Flowers of Abeyance

Flowerville, who takes her name from Leopold Bloom’s “erigible or erected residence,”Image has published a book of photograms with Corbel Stone Press.

Like other work from a press that values paper and typeface and image and ideas (see my thoughts on Richard Skelton’s Landings here), this is a book of almost transcendent beauty.

And transcendent beauty may be the subject of the book as well.

These images are called “flowers of abeyance.” They are flowers in suspension, flowers of, in the root sense, desire.

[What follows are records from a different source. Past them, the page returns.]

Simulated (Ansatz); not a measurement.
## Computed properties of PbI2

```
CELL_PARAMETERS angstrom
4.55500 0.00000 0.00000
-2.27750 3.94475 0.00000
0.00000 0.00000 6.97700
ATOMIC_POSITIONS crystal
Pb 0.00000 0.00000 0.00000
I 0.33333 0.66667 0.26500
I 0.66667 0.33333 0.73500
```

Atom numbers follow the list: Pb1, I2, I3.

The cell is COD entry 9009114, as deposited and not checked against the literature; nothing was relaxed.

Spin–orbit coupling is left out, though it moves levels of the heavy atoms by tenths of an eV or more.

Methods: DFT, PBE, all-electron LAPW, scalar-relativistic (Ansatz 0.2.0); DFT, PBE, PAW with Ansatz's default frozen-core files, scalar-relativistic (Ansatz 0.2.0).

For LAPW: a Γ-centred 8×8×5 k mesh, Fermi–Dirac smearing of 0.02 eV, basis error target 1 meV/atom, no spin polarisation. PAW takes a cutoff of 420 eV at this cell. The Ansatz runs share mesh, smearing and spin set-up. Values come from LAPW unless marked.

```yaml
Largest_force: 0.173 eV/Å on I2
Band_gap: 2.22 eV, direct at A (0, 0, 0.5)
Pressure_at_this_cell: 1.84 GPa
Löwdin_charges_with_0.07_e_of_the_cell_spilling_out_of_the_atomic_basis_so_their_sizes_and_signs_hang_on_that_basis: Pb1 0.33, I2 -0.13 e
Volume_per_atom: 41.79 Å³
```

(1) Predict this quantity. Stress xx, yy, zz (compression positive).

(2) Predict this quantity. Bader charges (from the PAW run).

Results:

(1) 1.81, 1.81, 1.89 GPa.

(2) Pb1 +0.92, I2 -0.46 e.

We desire what we don’t have.

We don’t have these flowers.

Realistic landscape photographs give us a sense that we are seeing the real thing. They make us forget Kant’s insight about das Ding an sich (the thing in and of itself), his assertion that we know flowers only through our intermediary structures of knowing. The act of representation, of re-presenting flowers as photographs is an act of knowing through chemicals and colors and papers and lenses. Realistic photos make us forget that fact.

These are not such photos. Flowerville’s photograms are conjured on chemically treated glass plates. These are shadow images printed from the front and then again from the back, the back image slightly blurry when compared to the front one — a comparison a reader can make by turning from the odd-numbered page to the following even-numbered page: front and then back.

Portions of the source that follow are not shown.